The Byble in Englyshe of the largest and greatest volume
The Great Bible is the product of the two most prominent figures in English Bible history: William Tyndale, who (ironically) was executed for heresy in 1536, and Miles Coverdale, an ex-Augustinian friar who worked with Tyndale in Europe until his return to England in 1535. In December 1534, Archbishop of Canterbury Thomas Cramner petitioned King Henry VIII to decree “that the holy scripture should be translated into the vulgar English tongue by certain good and learned men, to be nominated by His Majesty, and should be delivered to the people for their instruction.” Coverdale’s translation of the Bible was published in Antwerp in October 1535, and in 1537 John Rogers (under the name Thomas Matthew) published an English Bible based largely on Tyndale’s translation and secondarily on Coverdale’s work. Both versions received royal licenses.

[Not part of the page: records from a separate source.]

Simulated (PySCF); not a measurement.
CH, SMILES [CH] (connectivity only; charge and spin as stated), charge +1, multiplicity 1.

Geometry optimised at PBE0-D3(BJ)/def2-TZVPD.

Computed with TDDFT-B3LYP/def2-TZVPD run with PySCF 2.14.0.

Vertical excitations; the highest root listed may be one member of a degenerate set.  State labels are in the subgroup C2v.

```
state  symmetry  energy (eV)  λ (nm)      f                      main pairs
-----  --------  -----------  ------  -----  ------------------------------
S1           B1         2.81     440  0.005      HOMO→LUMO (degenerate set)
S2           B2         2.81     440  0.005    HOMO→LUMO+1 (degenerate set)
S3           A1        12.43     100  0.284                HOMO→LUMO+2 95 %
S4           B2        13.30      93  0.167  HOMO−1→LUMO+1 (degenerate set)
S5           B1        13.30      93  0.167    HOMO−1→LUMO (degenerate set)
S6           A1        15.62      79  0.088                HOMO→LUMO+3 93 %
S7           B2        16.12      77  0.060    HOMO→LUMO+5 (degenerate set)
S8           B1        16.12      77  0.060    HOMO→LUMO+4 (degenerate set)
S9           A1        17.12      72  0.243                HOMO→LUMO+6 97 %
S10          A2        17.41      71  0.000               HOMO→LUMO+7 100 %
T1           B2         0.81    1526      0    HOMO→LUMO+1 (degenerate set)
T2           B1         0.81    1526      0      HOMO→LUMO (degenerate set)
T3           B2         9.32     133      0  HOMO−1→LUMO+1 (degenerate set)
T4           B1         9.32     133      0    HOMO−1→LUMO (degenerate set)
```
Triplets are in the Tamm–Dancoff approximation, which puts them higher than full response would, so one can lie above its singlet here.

Lord Chancellor Thomas Cromwell, however, believed that a more “official” version of the Bible in English was needed. The new version should commend itself to conservative bishops and meet the needs of the King’s injunction of September 1538 that English clergy provide “one book of the whole Bible of the largest volume in English, and the same set up in some convenient place within the said church that ye have cure of, whereas your parishioners may most commonly resort to the same and read it.”
Work on the revision was entrusted to Coverdale, who started with the text the Matthew Bible rather than his own translation. Unversed in Hebrew, he made corrections based on comparison with Sebastian Münster’s Latin translation of the Hebrew Old Testament, the Vulgate, and Erasmus’s Latin version of the New Testament. The first edition of the Great Bible—intended to be the “Bible of the largest volume in English”—was issued in 1539. Six more folio editions were printed before the end of 1541 to meet the demand. Coverdale continued to make revisions and the later editions represented a considerable advance over the first, especially in the poetical sections of the Old Testament. With a preface by Cranmer, these later editions have become known as “Cranmer Bibles.”
The present copy is the sixth edition (November 1541), which is one of two taller early editions with 65 lines per column, rather than 62. Cromwell’s coat of arms was removed from the title page as a result of the Chancellor’s fall from favor (and execution) in 1540. Manuscript notes by Francis Fry, who conducted extensive research on the Great Bible, are loosely inserted. They detail the “reprinted” (changed) leaves found in this edition.